A few days ago my mother sent me a text: Urgent. Your father is convinced you are stranded. He wants to help you evacuate you from Houston. Please call.
I smiled, and later that morning took a picture of the picture blue sky outside my front door and the dry driveway. All is well. I wrote. Tell dad to stop watching the news.
Don’t get me wrong. We have had more than our fair share of rain and flooding this year. It’s a serious problem down here. Thankfully, even with the 1 in 500 year floods we have had (twice in the last month), our house has weathered just fine. It’s true outside of Houston, the rivers are higher than they have ever been and some communities next to the rivers are in danger, but that is far from our enclave in the center of the city.
However, if you were to watch any of the national news programs, you (like my dad) may be inclined to think Houston was sinking into the Gulf from all the flooding. And aside from the dramatization of the flooding; more and more of the nightly news is devoted to yearly United States weather patterns. A tornado hit a town in Kansas. A flood in Texas. A drought in California. You get the picture. Is this really all we, as news-consuming citizens, care about? Weather, and US politics? The news has become a predictable cycle of local weather stories and political pandering.

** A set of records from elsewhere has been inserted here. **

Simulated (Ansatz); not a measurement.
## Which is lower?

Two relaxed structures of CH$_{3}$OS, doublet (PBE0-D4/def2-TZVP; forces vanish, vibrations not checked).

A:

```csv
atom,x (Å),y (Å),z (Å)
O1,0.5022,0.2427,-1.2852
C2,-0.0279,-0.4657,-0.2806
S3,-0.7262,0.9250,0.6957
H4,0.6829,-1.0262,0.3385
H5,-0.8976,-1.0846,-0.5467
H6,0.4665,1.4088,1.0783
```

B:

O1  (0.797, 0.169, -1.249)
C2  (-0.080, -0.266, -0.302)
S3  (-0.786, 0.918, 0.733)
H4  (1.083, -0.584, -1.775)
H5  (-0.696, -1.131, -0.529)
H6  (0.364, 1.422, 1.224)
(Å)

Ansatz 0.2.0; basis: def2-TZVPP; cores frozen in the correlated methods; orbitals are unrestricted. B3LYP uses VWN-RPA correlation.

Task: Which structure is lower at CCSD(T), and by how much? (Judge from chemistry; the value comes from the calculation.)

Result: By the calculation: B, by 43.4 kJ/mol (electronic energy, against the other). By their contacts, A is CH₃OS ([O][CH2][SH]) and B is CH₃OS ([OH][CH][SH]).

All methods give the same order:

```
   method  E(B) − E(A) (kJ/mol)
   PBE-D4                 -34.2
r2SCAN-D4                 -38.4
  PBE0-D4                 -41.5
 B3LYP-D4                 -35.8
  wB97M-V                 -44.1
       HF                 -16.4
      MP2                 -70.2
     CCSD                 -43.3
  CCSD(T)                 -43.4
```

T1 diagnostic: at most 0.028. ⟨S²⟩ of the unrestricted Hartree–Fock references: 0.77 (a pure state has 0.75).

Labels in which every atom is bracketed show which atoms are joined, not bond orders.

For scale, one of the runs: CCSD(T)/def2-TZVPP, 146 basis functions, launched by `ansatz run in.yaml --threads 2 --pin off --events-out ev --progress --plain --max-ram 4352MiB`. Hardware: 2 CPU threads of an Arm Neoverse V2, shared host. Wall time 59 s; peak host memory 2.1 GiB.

All of this may not be so bad, despite the fact there is newsworthy information all around us that rarely hits our TV. Venezuela – one of the world’s largest exporters of oil – is becoming a failed state. It’s economy is collapsing and US TV news has told us virtually nothing about it. The 2016 olympics start in two months; and they have been dubbed the “Zika Olympics“. South Korea’s team are going to be wearing mosquito-proof uniforms. And then all those Olympians will travel back across the world; back to their home countries. How risky is this? Is this not newsworthy (and bizarre)? And have you heard the word “Brexit”? The British are looking to possibly exit the EU. This is big news for Europeans who live in Britain, and speaks to the greater feeling about the anxiety over immigration into Europe. The same anxiety many Americans feel right here at home. Isn’t our closest ally newsworthy?
You could argue that TV is not where you get quality news programing. Print news (and some new media – such as The Atlantic) do a far better job reporting than the rating-driven TV news. And that’s true. If you want to get real news, it’s in print, or online. Not on TV. But should that be the case when the majority of Americans still get their news from the Television? At the end of the day, I still like to sit down and watch the headlines on TV. And I’d like to trust I’m getting the HEADLINES. But I don’t, and that’s a problem.
American TV news is failing consumers. And not just because it references social media posts as facts, or quotes random people as if they are experts. The weather may be important if newscasters are trying to make a larger point regarding climate change; or if many lives are truly in danger. But by spending so much time covering stories like the rain in Houston, we are only failing ourselves.
And don’t worry dad, really, no evacuation necessary.